However, students cannot effectively make FBI-judgments by focusing on holistic attributes of a proof in lieu of other attributes. For example, there may be multiple elegant arguments that justify a result. Thus, elegance alone is insufficient for students to make consistently correct FBI-comparisons.

Multi-focus Comparisons

In the previous four subsections we argued that prioritizing only one of the foci of comparison in lieu of others was insufficient for making normatively correct FBI- judgments. In this section we illustrate what comparisons that attend to all four foci look like and how they may yield normatively correct FBI-judgments. To clarify we are not claiming that attention to all four foci is guaranteed to yield normatively correct judgments. Rather, we are arguing that balancing one’s attention to these foci greatly increases the likelihood that a student consistently generates correct FBI-judgments.

Below we examine S7’s work on Task 2, specifically his reaction when looking at proof F2 for the first time.

Int: General impressions.

S7: F2 is just literally the proof version of I2…. Uh, so the idea behind this is that, okay if we are trying to show that this sequence has a unique limit, which we want to show that it can’t have two limits. So we suppose there is two limits, basic proof by contradiction. So both are proofs by contradiction. And the contradiction occurs when epsilon is small enough. Here they show it intuitively but it’s pretty clear from the picture that what they use was a number that’s less then half way in between. Here [F2] is that function, the average. So once we have the. It’s not the average it’s close enough so that it doesn’t even reach the average. And that way the two have no overlap. And then by definition of sequence it should eventually get far enough that it’s in this region always and once you get far enough it’s in this region always but then it’s therefore always in both these regions once it passes that specific end that we defined. And that’s the contradiction. Which is what they said here. When we get small enough down we can’t be in both but it has to be in both.

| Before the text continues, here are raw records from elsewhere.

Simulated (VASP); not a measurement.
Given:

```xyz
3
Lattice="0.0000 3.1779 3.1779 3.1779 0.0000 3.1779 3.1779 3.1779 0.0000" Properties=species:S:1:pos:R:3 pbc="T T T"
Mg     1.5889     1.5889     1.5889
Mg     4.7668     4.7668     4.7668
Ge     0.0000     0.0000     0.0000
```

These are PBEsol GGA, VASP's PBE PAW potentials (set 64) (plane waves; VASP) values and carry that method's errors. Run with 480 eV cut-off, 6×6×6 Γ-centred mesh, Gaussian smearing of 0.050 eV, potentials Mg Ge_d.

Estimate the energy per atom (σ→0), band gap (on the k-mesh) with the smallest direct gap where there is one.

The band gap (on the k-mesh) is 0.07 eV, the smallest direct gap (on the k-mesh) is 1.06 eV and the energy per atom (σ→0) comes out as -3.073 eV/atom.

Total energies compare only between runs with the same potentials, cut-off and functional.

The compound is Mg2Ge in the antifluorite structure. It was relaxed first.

It is important to emphasize that S7 realizes that F2 is based on I2 before he is asked to make any kind of comparison. The above was simply his initial response. The part of the interview where he was specifically asked FBI-questions occurred 30 min later. Also, he immediately jumped into the comparison when he stated that both the proof and the informal argument have the same idea behind them (holistic foci). He then shifted to discussing how this idea manifested itself in terms of structure of both I2 and F2 (structural foci). He notices that both the proof and informal argument are necessarily arguments by contradiction with the contradiction in both cases being that you cannot be in two places at once (methodological foci). This is then related to the specifics of the proof, with being both above and below the midpoint of L1 and L2 corresponding to being in two places at once in the informal argument (content foci). S7 makes all four types of comparisons, does this without any specific prompting to make a comparison and relates the four types foci in his discussion.

We believe that the fact that S7 saw the relationship between I2 and F2 before he was asked to compare them to be important. Mathematics is often discussed metaphorically as a natural language (e.g., Downs and Mamona-Downs 2005). Here S7 recognized that the informal argument, which is expressed using semantic language and semantic representations, and the proof, which is express using syntactic language were metaphorically telling the same story. This is akin to being shown two paragraphs that tell the same story in two different languages, both of which one is fluent in. The fact that the same story has been presented twice, as well as the multitude of parallels between its two presentations, is salient even without being asked to compare the two paragraphs.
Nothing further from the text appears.